You may think that implementing Refund Tracking handles this scenario, but the type of unwanted transaction described above can sometimes be cancelled in the backend outside the formal business process, meaning it never makes it into the formal Refund Tracking process.
Technical Glitches
Difficult to describe this category fully, as there is an infinite number of possibilities, but think about the impact of a video “Play” button that gets stuck in a loop, or a Page View event being fired every 30 seconds because a particular browser version doesn’t support a specific JavaScript command in the same way as every other browser.
Or consider what would happen if your non-production website sent traffic to your production Report Suite for whatever reason.
Exclusion Techniques
IP Exclusion
This is a “destructive” technique in that it completely blocks traffic from being available for use in your Report Suite.
It is intended (and mostly used) for excluding internal traffic (traffic from your company’s networks and those of your partners and vendors).
It is not suited for dealing with unwanted traffic for a number of reasons, some of which are:
- The IP address/es of the unwanted traffic must be known beforehand, and this isn’t usually the case
- The IP address filtering options are severely restricted – in essence, the only way to represent a range is by substituting one of more of the dotted quads with an asterisk (e.g., “0.0.*.0”, “0.*.*.0”)
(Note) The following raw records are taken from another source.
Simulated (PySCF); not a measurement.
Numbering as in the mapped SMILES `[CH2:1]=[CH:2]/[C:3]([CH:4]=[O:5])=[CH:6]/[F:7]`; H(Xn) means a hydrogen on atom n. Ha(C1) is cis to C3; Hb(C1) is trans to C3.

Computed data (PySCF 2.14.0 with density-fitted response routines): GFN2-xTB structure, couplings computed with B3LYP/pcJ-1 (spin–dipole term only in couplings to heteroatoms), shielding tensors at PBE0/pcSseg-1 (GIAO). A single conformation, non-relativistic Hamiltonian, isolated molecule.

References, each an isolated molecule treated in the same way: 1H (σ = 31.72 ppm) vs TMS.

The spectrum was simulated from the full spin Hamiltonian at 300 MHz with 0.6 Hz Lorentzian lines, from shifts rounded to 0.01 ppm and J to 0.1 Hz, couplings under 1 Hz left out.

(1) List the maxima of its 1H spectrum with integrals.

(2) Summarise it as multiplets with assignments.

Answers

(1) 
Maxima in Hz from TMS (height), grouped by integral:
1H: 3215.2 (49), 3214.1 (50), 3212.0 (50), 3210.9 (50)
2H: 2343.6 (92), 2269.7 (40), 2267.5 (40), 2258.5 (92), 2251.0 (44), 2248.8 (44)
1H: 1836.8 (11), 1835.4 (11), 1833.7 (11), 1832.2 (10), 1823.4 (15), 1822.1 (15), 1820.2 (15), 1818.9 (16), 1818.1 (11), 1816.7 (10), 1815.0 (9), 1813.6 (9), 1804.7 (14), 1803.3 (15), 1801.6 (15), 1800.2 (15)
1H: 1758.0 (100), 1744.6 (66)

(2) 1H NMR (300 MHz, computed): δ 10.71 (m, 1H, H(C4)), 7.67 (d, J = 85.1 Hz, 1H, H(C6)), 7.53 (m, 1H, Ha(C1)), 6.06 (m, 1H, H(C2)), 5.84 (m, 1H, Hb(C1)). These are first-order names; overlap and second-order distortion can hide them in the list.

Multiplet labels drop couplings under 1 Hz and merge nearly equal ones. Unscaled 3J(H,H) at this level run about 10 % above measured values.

- Its destructive nature means you can’t undo a mistake after the fact
Bot Rules
Similar to the IP Exclusion feature, Bot Rules requires up-front knowledge of the characteristics (IP address and/or User Agent string in this case) of the traffic that is unwanted.
However, unlike IP Exclusion (which is destructive), using the Adobe Analytics Bot Rules feature has a semi-destructive outcome: the data is not discarded, but it is held separately from the data that is generally available for reporting and analysis – you will not be able to see it in Adobe Analytics Workspace, but in Adobe Analytics Reports (the “legacy” reporting interface).
The Bot Rules interface
Bot Rules is accessible from the general “Report Suite Manager” area of the Admin Console:
The option Enable IAB Bot Filtering Rules takes care of the everyday bots (known web-crawlers such as search engines). The option to filter against User Agent strings can be used to filter out your company’s own operational bots (such services can include an option to include an identifier in the User Agent string to key off).
Custom rules
The custom rules that can be defined in Bot Rules provide much more granular control for filtering against IP addresses than is available via the IP Exclusion feature previously discussed; this makes Bot Rules a better option for excluding ranges of IP address in particular. Other benefits are:
- Up to 500 custom rules can be created in the Bot Rules interface
- This compares to only 50 rules in IP Exclusion
- Event more than 500 custom bot rules can be created via upload
- The disadvantage of a high number of custom bot rules is the processing overhead, which can affect how quickly data becomes available for reporting and analysis
- The import/export features
- Define bot rules en masse in Excel before importing
- Export pre-defined bot rules from one Report Suite and import them into another
Unsuited for unanticipated unwanted traffic
All of the above aside, the Bot Rules feature doesn’t help with unwanted traffic that was unexpected: traffic is compared against the rules during post-collection processing; after that, if it passes, it is a permanent fixture of the data that is available for reporting and analysis.
Virtual Report Suites
The primary feature of the Adobe Analytics Virtual Report Suite (VRS) functionality is the use of Segments to filter out data. Filtering out unwanted traffic is only one of the many possible applications of Segments in defining a Virtual Report Suite
A future article will explore the advantages and disadvantages of using the VRS feature, but it is sufficient to say that in almost every case, a VRS should be used in preference to a standard Report Suite set-up in order to take advantage of the power of Segments.
Retroactive
For a Digital Analytics Developer more familiar with the concept of a “View” in Google Analytics, it is important to clarify that filtering data using one or more Segments in the configuration of a Virtual Report Suite affects all data not just data this is collected from the point in time that the change is made.
Bot Filtering
The retroactive nature of filtering data using Segments in a VRS is what makes the feature ideal for filtering out traffic for an unanticipated bot – or, indeed, any unwanted traffic regardless of when it started.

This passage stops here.